Goodman’s first Regional experience came as part of the BK Athletics team in 2012, where she was inspired by the individual women’s performances.

“Amanda knew she wanted the Games as an individual after watching Jenny Davis kill it last year,” Kelly says. “She was there and soaked it all in like a sponge. We sat down on return and had some very honest discussions about what competing at that level required.”

That meant looking outside their box for programming.

“James and I (drew) out a plan which encompassed him designing the training, and I would implement and execute on the ground at BK Athletics,” she says.

Heading into the 2013 North East Regional, Goodman had her sights set on qualifying for the Games. But it wasn’t until Event 3’s burpee muscle-ups that she started making people take notice. With great precision, Goodman powered through all 30 reps in six minutes flat and was the only woman in the North East to complete the workout under the time cap. She says her gymnastics experience helped her stay consistent, even under fatigue.

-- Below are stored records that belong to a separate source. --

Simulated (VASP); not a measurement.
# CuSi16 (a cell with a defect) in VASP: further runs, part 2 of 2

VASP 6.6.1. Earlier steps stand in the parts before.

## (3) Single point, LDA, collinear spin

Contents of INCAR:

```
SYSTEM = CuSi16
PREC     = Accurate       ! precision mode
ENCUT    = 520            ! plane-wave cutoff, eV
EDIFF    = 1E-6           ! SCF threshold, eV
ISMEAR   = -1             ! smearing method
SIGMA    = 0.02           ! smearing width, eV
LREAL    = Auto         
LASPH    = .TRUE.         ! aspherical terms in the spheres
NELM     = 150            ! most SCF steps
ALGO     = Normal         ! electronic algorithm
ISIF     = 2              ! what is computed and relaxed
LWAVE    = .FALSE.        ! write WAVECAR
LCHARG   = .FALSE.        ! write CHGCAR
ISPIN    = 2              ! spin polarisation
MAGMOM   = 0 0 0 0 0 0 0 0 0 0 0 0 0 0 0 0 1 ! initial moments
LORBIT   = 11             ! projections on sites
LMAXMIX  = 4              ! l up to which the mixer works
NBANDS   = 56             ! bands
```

“I’m sure the awareness of how my body moves helped in that workout, especially the technical movements. My plan was to just keep moving. I practiced the workout before, and I actually finished a little bit faster than I did at the Regional. But that’s got to be the plan: keep moving and make sure you don’t miss a rep.”

Goodman and fellow Games qualifier Danielle Horan battled for the region’s top spot. Despite a win on Event 7, where Goodman sprinted to her platform just two seconds before Horan, she finished the weekend in second place.

For Goodman, the weekend’s toughest test came during Event 6, which culminated in an epic lunge to the finish with third-place finisher Kaleena Ladeairous.

“Just getting into the shoulder-to-overheads and lunges, I knew that was going to be a limiter for me. As far as how hard I had to push, that was the toughest one for me on the weekend.”

Goodman says seeing Ladeairous pull ahead almost derailed her plan of steady pacing throughout the workout.

“Even though she was right there, I still wanted to stick to my plan and not let her affect me too much, and for the most part, I did,” Goodman says. “But it definitely pushed me harder than I thought I would have done.”

With her ticket to Carson, Calif., secured, Goodman has turned her focus to endurance. She says having two different coaches allows her to attack weaknesses more effectively.

“They’re a great team, and they continue to challenge me both mentally and physically,” she says.

Now training six days a week, Goodman is hoping the Games will include more advanced gymnastics movements, an area where she excels.

“I’d love to see parallette handstand push-ups, maybe rope climbs with no legs, even the monkey bars (Killer Cage) from 2011.”

She’s still sticking to her original plan and working to become one of the best in a sport where she’s going toe-to-toe with much more experienced competitors.

“I’m aiming for the podium. In my mind I see myself up there,” she says. “Elisabeth Akinwale and Camille Leblanc-Bazinet are also doing amazing stuff. Maybe we’ll see Sam Briggs up there, as well, but I’m definitely not ruling myself out of the possibility.”